576. Philosophical Spirit.—That which is not less remarkable is the philosophical character of her reflections. She believes in liberty and in conscience. It is conscience which she purposes to substitute, as a moral rule, “for despotic and superficial caprices.” It is no longer by the imperative term, you must, but by the obligatory term, you ought, that the mother should lead and govern her daughter.
“On every occasion let these words, I ought, re-appear in the conversation of the mother.”
This is saying that the child ought to be treated as a free being. The end, and at the same time the most efficient means, of education, is the wise employment of liberty. While keeping the oversight of the child, he must be left to take care of himself, and on many occasions to follow the course that he will. By this means his will will be developed, and his character strengthened; and this is an essential point according to Madame de Rémusat.
“If under Louis XIV.,” she says, “the education of woman’s mind was grave and often substantial, that of her character remained imperfect.”
577. Madame Guizot (1773-1827).—Madame Guizot first became known under her maiden name, Pauline de Meulan. In the closing years of the eighteenth century she had written several romances, and had contributed to the review of Suard, the Publiciste. In 1812 she married Guizot, the future author of the law of 1833, who had just founded the Annals of Education.[245] From this period, all her ideas and all her writings were directed almost exclusively towards ethics and education. She published in succession, Children (1812), Raoul and Victor (1821), and, finally, her masterpiece, the Family Letters on Education (1826).
578. The Letters on Education.—To give at once an idea of the merit of this book,[246] we shall quote the opinion of Sainte-Beuve:—
“The work of Madame Guizot will survive the Émile, marking in this line the progress of the sound, temperate, and refined reason of our times, over the venturesome genius of Rousseau, just as in politics the Démocratie of De Tocqueville is an advance over the Contrat Social. Essential to meditate upon, as advice, in all education which would prepare strong men for the difficulties of our modern society, this book also contains, in the way of exposition, the noblest moral pages, the most sincere and the most convincing, which, with a few pages from Jouffroy, have been suggested to the philosophy of our age by the doctrines of a spiritualistic rationalism.”

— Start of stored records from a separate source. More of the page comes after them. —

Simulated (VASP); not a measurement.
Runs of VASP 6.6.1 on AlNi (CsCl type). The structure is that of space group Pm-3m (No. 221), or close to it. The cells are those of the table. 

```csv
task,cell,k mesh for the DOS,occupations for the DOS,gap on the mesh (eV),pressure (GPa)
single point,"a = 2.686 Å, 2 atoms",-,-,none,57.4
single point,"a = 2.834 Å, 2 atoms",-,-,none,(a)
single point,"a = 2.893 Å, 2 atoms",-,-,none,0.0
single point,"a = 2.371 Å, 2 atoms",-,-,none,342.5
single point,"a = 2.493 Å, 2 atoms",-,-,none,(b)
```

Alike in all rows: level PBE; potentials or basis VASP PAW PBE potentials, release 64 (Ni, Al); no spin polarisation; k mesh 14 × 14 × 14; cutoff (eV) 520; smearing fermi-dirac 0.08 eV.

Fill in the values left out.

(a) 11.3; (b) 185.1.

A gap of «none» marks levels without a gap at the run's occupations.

579. Psychological Optimism.—The philosophical spirit is not lacking in the Letters on Education. The whole of Letter XII. is a plea in behalf of the relative innocence of the child. That which is bad in the disorderly inclination, says the author, is not the inclination, but the disorder:—
“The inclinations of a sentient being are in themselves what they ought to be. It has been said that a man could not be virtuous if he did not conquer his inclinations; hence, his inclinations are evil. This is an error. No more could the tree produce good fruit, if, in pruning it, the disorderly flow of the sap were not arrested. Does this prove that the sap is harmful to the tree?”